Shell China Holdings BV (Shell) has acquired a 75% share in Beijing Tongyi Petroleum Chemical Company Limited and Xianyang Tongyi Petroleum Chemical Company Limited, which produce and market Chinas leading independent lubricant brand.

The transaction makes Shell the leading international energy company marketing lubricants in China and gives it the third largest share of China’s rapidly growing lubricants market, currently estimated at over six billion litres a year. It also increases Shell’s global finished lubricants volume by 8% giving it approximately 16% of the global branded finished lubricants market.


The new lubricants joint ventures will market Tongyi’s brands and product lines separately from Shell lubricants brands under the existing Tongyi management team enabling growth in consumer mass-market and premium lubricants segments. Supply chain and other processes in China will be integrated between Shell and Tongyi.


David Pirret, Executive Vice President - Lubricants, Shell International, said: “China is the fastest growing consumer lubricants market in the world, forecast to grow annually by 10% at least until 2010. Shell is the world’s leading lubricants brand. Growing our business in such an important market is critical to extending that leadership. It is also in line with Shell’s strategy of profitable downstream through leveraging our portfolio in high growth markets.

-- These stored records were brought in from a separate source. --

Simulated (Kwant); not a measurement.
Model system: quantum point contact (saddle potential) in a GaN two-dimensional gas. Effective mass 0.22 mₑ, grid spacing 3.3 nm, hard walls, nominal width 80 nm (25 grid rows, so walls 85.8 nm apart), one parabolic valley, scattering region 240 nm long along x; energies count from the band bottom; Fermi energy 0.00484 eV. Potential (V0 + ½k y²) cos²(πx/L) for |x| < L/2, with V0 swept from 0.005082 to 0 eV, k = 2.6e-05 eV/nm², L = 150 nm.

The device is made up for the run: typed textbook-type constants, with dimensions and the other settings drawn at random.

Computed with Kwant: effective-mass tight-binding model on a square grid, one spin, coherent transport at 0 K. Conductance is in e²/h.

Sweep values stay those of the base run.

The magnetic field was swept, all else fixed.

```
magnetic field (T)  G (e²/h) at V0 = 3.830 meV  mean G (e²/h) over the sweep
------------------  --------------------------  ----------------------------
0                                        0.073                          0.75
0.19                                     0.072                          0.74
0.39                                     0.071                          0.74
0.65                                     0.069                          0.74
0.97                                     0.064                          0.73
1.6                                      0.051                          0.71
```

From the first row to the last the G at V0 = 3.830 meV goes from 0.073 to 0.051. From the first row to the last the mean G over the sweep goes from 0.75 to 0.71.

“Both Tongyi and Shell have been expanding in China and this acquisition strengthens both brands’ growth platform. At the same time, Shell can realise synergies in the manufacture of lubricants and procurement of base oils, additives and other materials so increasing efficiency and improving our service to customers. Tongyi also has access to our cutting-edge technology.”


Huo Zhenxiang, Vice Chairman of the new joint venture and former Chairman of Tongyi, said: “Tongyi has demonstrated outstanding enterprise in its 13-year history and has grown rapidly to become China’s third largest lubricants company with strong sales growth in the last three years. Our scale means that we are now in the top 20 lubricants marketing companies globally. To continue to compete effectively we needed to achieve a step change in our brand and market development against the international competition we face.


“Our alliance with Shell sets the conditions for the Tongyi brand’s sustainable growth in China, assures distributors and suppliers of better business and provides our hard-working staff with better opportunities for growth. This will also ensure a greater contribution to the local economy and Chinese society.”


Tongyi’s brand and products lines are complementary to Shell’s with a range of lubricants for cars, motorcycles, heavy-duty engines and industrial customers sold through a network of 2,000 distributors and 90,000 retailers across the country. Tongyi has three lube oil blending plants in China with a total annual capacity of 600,000 tons.


Shell is China’s preferred lubricants brand according to independent surveys with sales experiencing strong growth over the past few years. Shell has three lube oil blending plants in China with a total capacity of about 200,000 tons per year.


Commenting on the importance of the deal to Shell in China, Lim Haw-Kuang, Executive Chairman of Shell Companies in China, said: “Taking a major stake in a successful Chinese company is a clear demonstration of Shell’s ability to deliver on its strategic growth aspirations in the East and positions us as one of the leading international energy companies operating in China today. It means we bring more top Chinese talent into Shell and further demonstrates our commitment to China.”